September 5, 2005, 08:17 PM
Trap is the oldest of the shotgunning games. Its name comes from the fact that live pigeons (the game's original target) were held in box-like "traps".
A standard Trap field (as defined by the Amateur Trapshooting Association, the game's sanctioning organization) is laid out like five spokes radiating from the hub of a wheel. The trap machine is located at the "hub." Each of the five shooting stations is located on a "spoke" 16 yards from the hub. Each station is located three yards apart. Further, there are markers along the "spoke" indicating the yardage from the trap from 16 through 27 yards.

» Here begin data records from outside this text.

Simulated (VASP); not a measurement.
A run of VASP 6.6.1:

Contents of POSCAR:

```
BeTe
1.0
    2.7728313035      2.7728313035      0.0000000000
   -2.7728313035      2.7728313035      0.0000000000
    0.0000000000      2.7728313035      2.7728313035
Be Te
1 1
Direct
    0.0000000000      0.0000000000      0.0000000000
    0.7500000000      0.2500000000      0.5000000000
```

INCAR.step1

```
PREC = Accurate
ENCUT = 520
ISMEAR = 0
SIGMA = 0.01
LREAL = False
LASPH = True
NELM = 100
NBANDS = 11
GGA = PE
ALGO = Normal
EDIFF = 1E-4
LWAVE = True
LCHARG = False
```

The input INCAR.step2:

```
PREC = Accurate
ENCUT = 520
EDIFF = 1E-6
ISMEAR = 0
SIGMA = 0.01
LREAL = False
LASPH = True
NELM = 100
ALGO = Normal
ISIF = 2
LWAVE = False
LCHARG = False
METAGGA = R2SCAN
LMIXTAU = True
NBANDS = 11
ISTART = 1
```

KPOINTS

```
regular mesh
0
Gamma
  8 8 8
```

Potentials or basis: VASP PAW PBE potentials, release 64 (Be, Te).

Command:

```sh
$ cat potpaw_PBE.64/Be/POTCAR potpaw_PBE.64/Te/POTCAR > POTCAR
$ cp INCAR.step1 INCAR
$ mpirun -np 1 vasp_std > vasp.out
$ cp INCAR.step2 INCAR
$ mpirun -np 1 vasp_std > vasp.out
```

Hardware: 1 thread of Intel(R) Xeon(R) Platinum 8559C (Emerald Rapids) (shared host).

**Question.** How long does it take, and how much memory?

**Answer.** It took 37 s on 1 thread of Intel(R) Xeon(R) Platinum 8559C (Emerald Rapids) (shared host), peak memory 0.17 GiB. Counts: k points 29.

The trap machine, located in a partially buried trap-house at the "hub" of this wheel-like layout, launches standard clay targets anywhere within 22-degrees to the right or left of the machine's center. The machine oscilates at random, so the shooter never knows whether the target will fly to the right, left, or center. It is calibrated to launch the targets at approximately 41 miles-per-hour, with a trajectory that places them between 8 and 12 feet above the ground at a distance of 10 feet downrange of the trap, and no less than 48 nor more than 52 yards out.
A Trap squad may include up to five shooters, each shooting anywhere from 16 to 27 yards back from the trap-house depending upon their handicap. At the beginning of a round each shooter, taking turns, shoots five rounds from their station. After all five shooters have shot, they move (from left to right) to the next station where this process is repeated. At the end of a round each shooter will have shot five rounds from each of the five stations for a total of 25 rounds per shooter.
A trap-puller/scorer (the individual--not part of the squad--who activates the trap machine by remote control upon hearing a squad member's command to "Pull") officiates over the round. After the first five shots are fired by each squad member, the puller/scorer will call out "Change" and then the scores, e.g., "1-4, 2-3, 3-1, 4-5, 5-2" meaning that the first shooter broke four, the second three, etc. In order to score a "hit" on a target, the shooter MUST knock off a VISIBLE piece of it. What constitutes a "visible" piece is often a subject of considerable (and sometimes heated) discussion between a shooter and the puller/scorer. If the latter doesn't see the target break (or see the contested "piece") he/she will call it "Lost."
The pace of Trap is fast, and you must be ready to shoot as soon as your turn comes up; however, as a matter of courtesy the gun is not loaded until the shooter two stations before you has called for his/her bird. Guns are UNLOADED and the action OPEN when moving between stations.
Trap-shooters are ranked based upon the percentage of the targets they break over time. For example, according to the ATA a "AA" shooter will break 97% or better of his/her targets. That's good shooting!
The guns used are typically 12-gauge; however, smaller gauges may be used in some events. The problem with the smaller gauges is that their decreased shot charges are a competitive handicap. No gauges larger than 12 may be used. Most often you will find competitors using specialized single-shot guns, over/unders (for doubles Trap), and semi-automatics (used for singles and doubles).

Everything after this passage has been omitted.